If professional photography and artisan baking seem to be unrelated, Pat Gleason doesn’t mind.
In December 2011, Gleason and his wife, Jeanette, bought a duplex near 44th and Lisbon that needed major repairs. (Jeanette said she almost fell through the floor on their first visit.) After spending nearly 18 months renovating the building, the two opened Bus Stop Coffee Shop and the Midwest School of Photography there in late May 2013.
Since then, they have been baking loaves of bread, muffins, lemon bars, brownies and scones; serving coffee; and working with local artists to develop a course list for the photography school. On a recent summer weekend, they hosted an open house as part of a Bread Bakers Guild of America event.
The couple—who live on the second floor of the building, along with their two chihuahuas—have also been reaching out to their new neighbors.
“They know we’re here and we want to listen to whatever they have to say,” said Jeanette. “We just let them know we’re here to be a part of them. They’re responding to that.”
After attending area crime-watch meetings, the Gleasons are hoping their building becomes a communication hub for their neighbors. “There are a lot of good people around here; all neighborhoods are challenged,” said Pat. “The more people who get involved, the stronger the network becomes.”
Sherlon Butler, Bus Stop Coffee Shop’s next-door neighbor, is part of that network. She has lived in the area for 15 years, and said she is doing whatever she can to help out with the new business. This includes volunteering in the bakery. “I love it,” she said.
Darvell Lewis, a young community member, is also working with the Gleasons. Lewis graduated from eighth grade at Sherman Multicultural Arts School this spring, and got a job at Bus Stop Coffee Shop the day after he visited it for the first time. He’ll be working as a security guard this summer, and Pat hopes the position will help Lewis save money for a laptop. This fall, Lewis will start high school at Milwaukee High School of the Arts.
Though the Gleasons recently moved from Chicago, Pat was familiar with Milwaukee because he lived in Lake Geneva for 12 years and used to visit the city often. They found their building through an online search, looking for a location to open the businesses they had dreamed about.

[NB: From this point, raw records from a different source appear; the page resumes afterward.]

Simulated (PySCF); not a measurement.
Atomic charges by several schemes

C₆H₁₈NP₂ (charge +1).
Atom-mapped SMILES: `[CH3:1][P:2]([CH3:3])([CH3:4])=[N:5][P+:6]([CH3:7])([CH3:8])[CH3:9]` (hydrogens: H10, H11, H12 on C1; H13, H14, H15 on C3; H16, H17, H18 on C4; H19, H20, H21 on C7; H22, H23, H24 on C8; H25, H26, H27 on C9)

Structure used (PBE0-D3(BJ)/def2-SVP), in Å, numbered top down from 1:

Pat said he has been passionate about baking since 1996, when he served six months in jail after a bar fight in Lake Geneva. During that time, he spent full days in the kitchen and developed a zeal for pastries. He then worked for a period of time as a pastry chef on the Delta Queen Hotel boat, travelling the Mississippi River.
Though he spent the majority of his career working as a finance manager in the car business, Pat found time to pursue photographic work on the side. He completed courses at the Rocky Mountain School of Photography in 2004, and plans to draw inspiration for the Midwest School of Photography curriculum from workshops he attended there.
Combining his two interests is a lot to take on, Pat realizes. “If I had hair, I’d be pulling it out,” he said. “I just count my blessings; miracles have happened. …Sometimes I take a step back—and wow.”
Though Jeanette said she has been asked if she is afraid the businesses will fail, she believes she and her husband have already come too far for that. “Failing is not you open and then you have to close,” she said. “Not trying to do it is failing.”